Romas, San Marzanos or other “paste type” tomatoes are best for, well, paste. Frankly, paste may be the least rewarding tomato product to put up, because 20 pounds of tomatoes yields only two or three cups of paste.
Any tomato can make a superb jam or chutney. The more watery the tomato, the longer the cooking time. Consider the color of the tomato when making these long-cooked products. Yellow tomatoes or green (ripe) tomatoes do not cook down to an attractive color; try the dark ruby, carmine or purplish types for a gorgeous end product.

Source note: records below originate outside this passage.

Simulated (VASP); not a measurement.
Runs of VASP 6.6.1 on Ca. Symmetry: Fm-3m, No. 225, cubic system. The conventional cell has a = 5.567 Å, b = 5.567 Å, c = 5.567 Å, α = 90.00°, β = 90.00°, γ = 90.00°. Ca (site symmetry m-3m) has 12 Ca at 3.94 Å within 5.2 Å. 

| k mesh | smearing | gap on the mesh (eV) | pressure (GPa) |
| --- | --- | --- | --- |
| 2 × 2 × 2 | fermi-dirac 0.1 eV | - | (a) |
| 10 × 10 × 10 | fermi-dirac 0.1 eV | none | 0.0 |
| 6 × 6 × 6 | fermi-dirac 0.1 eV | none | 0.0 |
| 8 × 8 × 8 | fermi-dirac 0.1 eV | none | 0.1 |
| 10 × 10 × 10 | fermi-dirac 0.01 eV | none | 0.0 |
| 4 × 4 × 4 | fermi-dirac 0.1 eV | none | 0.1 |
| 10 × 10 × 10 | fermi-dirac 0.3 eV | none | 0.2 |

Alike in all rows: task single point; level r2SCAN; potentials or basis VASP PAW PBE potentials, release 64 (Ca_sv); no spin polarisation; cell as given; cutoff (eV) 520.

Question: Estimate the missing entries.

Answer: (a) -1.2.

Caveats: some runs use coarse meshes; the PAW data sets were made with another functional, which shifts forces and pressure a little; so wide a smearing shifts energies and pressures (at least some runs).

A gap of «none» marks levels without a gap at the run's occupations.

Expect two to three pounds of raw tomatoes to convert to one quart of crushed tomatoes. For tomato sauce, plan on four to five pounds per quart. For jam, chutney, ketchup and other long-cooking, thick preparations, it will take about eight pounds to make a quart.
Why do tomatoes have to be peeled for canning? What’s the best way to peel, seed and make sauce?
Tomato skins can be tough and bitter, so it’s nice — but not necessary — to remove them from tomatoes to be canned.
A ridiculously easy and satisfying method, presuming you have the freezer space, is to seal tomatoes inside food-safe plastic bags in the freezer. After a few hours, the skins will split and slip right off. This is particularly useful if you are growing tomatoes, as gathering sufficient weight to make canning efficient may take a few days. Holding them in the freezer will not change their taste, texture or appearance.
The more widely used method for peeling tomatoes is the one you’ll find within many Washington Post recipes: Use a sharp knife to score an “X” at the bottom of each tomato and remove the stem. Drop a few at a time into a pot of boiling water and remove them as soon as they bob to the surface. Peel off the skins as soon as the tomatoes are cool enough to handle and discard the skin. (I use a cooler filled with ice to stop the cooking and hold the tomatoes as they come out of the boiling water.)
If you are planning to make a sauce, a food mill is indispensable. There are classic stainless-steel food mills that clamp on the edge of a counter or table. Simply feed cut up tomatoes into the top, skin and seeds are ejected out the side and the sauce pours from the spout. These mills are generally available at hardware stores; used ones are often on eBay, in secondhand shops and garage sales. They make fast work of a big box of tomatoes. Even easier: the food-mill attachment for the KitchenAid stand mixer.